Figures for ‘birthplace’ from the 1911 Commonwealth census (the first national census conducted in Australia) gives a picture of this:

  • Born in China: male 20,453 female 322
  • Born in India: male 5049 female 1595
  • Born in Japan: male 3260 female 214
  • Born in Syria: male 895 female 632
  • Born Java: male 535 female 43

In New South Wales (where the people shown in Faces mostly lived) Chinese, Indians and Syrians were the main non-white population groups.

The snapshot below has images of three women: Mary Saleba and Raja Basha, both Syrian, and Mary Hoe, who was Australian-born Chinese.

The nature of travel

Few of the men shown in Faces were travelling for leisure, as such. They were mostly either returning home to visit relatives (including wives and children), or for business reasons, or a combination of both. This, combined with the cost and logistics of travel, may have meant that women and families living in Australia did not accompany their men when they travelled.
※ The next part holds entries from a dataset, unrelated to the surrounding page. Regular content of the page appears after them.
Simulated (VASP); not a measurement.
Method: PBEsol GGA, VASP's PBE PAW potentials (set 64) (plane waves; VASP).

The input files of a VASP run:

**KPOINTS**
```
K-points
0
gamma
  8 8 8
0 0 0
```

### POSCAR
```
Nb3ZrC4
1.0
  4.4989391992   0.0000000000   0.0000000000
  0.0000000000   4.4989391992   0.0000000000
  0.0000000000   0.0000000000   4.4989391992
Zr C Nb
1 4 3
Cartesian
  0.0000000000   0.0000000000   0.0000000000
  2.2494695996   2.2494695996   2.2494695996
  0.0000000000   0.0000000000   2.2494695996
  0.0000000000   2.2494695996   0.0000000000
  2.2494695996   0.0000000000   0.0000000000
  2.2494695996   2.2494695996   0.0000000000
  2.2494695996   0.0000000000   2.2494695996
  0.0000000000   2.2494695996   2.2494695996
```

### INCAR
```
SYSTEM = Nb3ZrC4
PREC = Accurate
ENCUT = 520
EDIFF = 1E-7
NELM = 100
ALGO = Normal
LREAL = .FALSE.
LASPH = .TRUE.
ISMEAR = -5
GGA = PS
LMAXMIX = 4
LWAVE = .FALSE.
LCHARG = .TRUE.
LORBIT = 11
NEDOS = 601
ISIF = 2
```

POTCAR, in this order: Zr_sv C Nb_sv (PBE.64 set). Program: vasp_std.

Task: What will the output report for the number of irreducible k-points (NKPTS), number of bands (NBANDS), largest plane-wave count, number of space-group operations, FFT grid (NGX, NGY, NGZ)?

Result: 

The law and administrative processes

Travelling alongside some of the men whose images appear in Faces, though, were women and children who were not documented in the same way as their husbands and fathers. White wives of Chinese men, for example, who also travelled to Hong Kong and China, were not subjected to the indignities of photographing and handprinting, even though strictly they had become ‘Chinese’ on marriage and had officially lost their status as British subjects (their racial identity trumped their legal one). Often the only record of their travel is a name on a passenger list. Mixed-race Australians also travelled without being issued a certificate exempting from the dictation test—many Anglo-Chinese Australian women married migrant Chinese men, and accompanied their husbands to China, but they too may have avoided being photographed and handprinted, instead using their Australian birth certificates as proof of identity on their return to Australia.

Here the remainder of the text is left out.